How new media tv is winning the war against online piracy

As Mipcom TV delegates pondered how Google will tackle YouTube’s copyright issues, new media was proving its ability to protect TV rights

The news of Google’s deal to buy YouTube was announced during last week’s Mipcom TV market in Cannes. That evening, the word went round parties and dinners like wildfire.

First people talked about the price – $1.65bn (£887m) in shares. Then they asked why Google was willing to pay so much for the video-sharing site, which has made virtually no money. The consensus in Cannes was twofold: because it could afford to, and because it needs to be number one in all its markets. Google Video, though growing fast, is a long way behind YouTube.

And then people asked about the copyright issue. YouTube’s largely unauthorised use of copyright material – film, sport, music and news – already has global media owners in deep talks with their lawyers. With the cash-flush Google now liable for YouTube’s copyright obligations, some people were rubbing their hands – though others said Google’s software would ensure that most copyright material could be tracked, monetised and shared with rights owners.

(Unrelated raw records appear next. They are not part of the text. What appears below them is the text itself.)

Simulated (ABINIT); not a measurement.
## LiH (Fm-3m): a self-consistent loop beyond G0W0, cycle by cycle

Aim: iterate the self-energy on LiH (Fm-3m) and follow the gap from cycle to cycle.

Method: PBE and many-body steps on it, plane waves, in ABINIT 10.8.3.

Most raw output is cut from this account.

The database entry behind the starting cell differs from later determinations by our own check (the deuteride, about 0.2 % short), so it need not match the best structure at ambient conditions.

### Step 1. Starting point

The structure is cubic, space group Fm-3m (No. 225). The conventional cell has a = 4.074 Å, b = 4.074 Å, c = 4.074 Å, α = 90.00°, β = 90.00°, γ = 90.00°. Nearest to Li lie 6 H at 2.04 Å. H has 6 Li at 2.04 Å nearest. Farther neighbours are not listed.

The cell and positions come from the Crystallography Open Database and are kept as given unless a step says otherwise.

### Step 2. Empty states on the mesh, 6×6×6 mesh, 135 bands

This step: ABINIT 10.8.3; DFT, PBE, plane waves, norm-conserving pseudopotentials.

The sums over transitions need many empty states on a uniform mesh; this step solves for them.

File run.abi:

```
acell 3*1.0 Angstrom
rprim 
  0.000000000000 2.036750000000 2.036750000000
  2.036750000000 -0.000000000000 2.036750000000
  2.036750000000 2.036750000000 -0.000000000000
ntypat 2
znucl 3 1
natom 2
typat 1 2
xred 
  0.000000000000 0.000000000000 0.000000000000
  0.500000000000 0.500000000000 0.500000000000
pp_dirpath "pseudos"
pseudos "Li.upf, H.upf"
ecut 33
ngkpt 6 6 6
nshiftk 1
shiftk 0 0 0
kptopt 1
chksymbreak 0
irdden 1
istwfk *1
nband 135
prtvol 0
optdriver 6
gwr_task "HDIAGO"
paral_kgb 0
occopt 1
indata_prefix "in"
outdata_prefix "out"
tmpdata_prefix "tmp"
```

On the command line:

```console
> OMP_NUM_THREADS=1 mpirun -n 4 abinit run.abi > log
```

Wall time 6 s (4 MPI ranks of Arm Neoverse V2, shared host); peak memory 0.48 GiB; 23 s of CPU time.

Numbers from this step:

The new generation of “new media” – community sites, TV on demand, broadband and mobile – were a hot topic at Mipcom. Everyone from the president of Disney to Britain’s broadcasting minister put in their two-penn’orth.

Three hours before the Google announcement, Disney-ABC Television president Anne Sweeney declared in a keynote speech: “Piracy is a business model. It exists to serve a need in the market – consumers who want TV content on demand. And piracy competes for consumers the same way we do – through quality, price and availability.”

She wasn’t referring directly to YouTube, which deals in short video clips rather than whole programmes – though some of those clips, such as England’s spectacular own goal against Croatia last week, still have a commercial value. Sweeney was talking about mainstream TV series.

The defining moment, she said, came almost two years ago, when ABC was celebrating the first season finale of its huge hit, Desperate Housewives: “Our head of operations and engineering played a DVD of the finale he’d downloaded from the internet the night before, less than 15 minutes after it originally aired. The quality was crystal clear, and the commercials had already been stripped out of it.” So Disney-ABC created a strategy to address the piracy threat: providing easy-to-use ways for viewers to get the content they want, legally.

“The Apple deal to put our content on iTunes was the first step in that strategy,” she said. “We’re now a year into the deal, and we’ve sold more than 12.8 million episodes of Disney-ABC TV shows.”

Then the company tested a broadband internet site, abc.com, with ad-supported video streaming so viewers could watch episodes of ABC shows the day after they aired on the network. “As we suspected,” she said, “the bulk of the online viewing happened in the first 24 hours after the episode aired, which makes the service highly competitive with content pirates serving the same demand.” They realised something else. Despite having ever-cleverer video recorders, viewers miss a lot of episodes of their favourite shows. Far from being a threat to conventional TV, the new media can add to the audience numbers.

This phenomenon was identified years ago in the UK by one of the doyennes of audience research, Sue Stoessl. But now there is a delivery system that can counter it, making it easier for viewers to fill in the gaps and advertisers to reach the extra eyeballs.

Disney-ABC TV’s latest venture is to create content specifically for mobile phones, with a spin-off from Lost. Others have been here – Fox with its hit series 24 and the BBC “tardisodes” for Doctor Who – and the concept is likely to spread.

It was the potential of mobile TV that excited Shaun Woodward in Cannes. The minister for the creative industries (including broadcasting) was there to open the first UK Indies pavilion, put together by the producers’ trade body, PACT.

Woodward is an evangelist for the digital revolution. “There are 1.2 billion televisions in the world and 2 billion mobile phones,” he said, and he believes the real explosion in mobile video will come at the Beijing Olympics in 2008. In principle that sounds right, though the International Olympic Committee may be wary of damaging mainstream TV viewing, which underwrites the entire funding of the games.

By 2012, when the Olympics come to London, the use of mobile TV will certainly be a big issue. The key question is whether sufficient spectrum will be made available for mobile TV to become a major platform in the UK. Mobile TV is already far more advanced in Korea and other European countries than here. For while UK mobile operators are desperately seeking spectrum, so too are the proponents of high-definition television. Freeview, the terrestrial digital platform, doesn’t yet have sufficient bandwidth for HDTV and the whole carve-up of UK spectrum is an issue that will ultimately have to be resolved by Ofcom and the Government. If Google and YouTube haven’t taken over the world by then.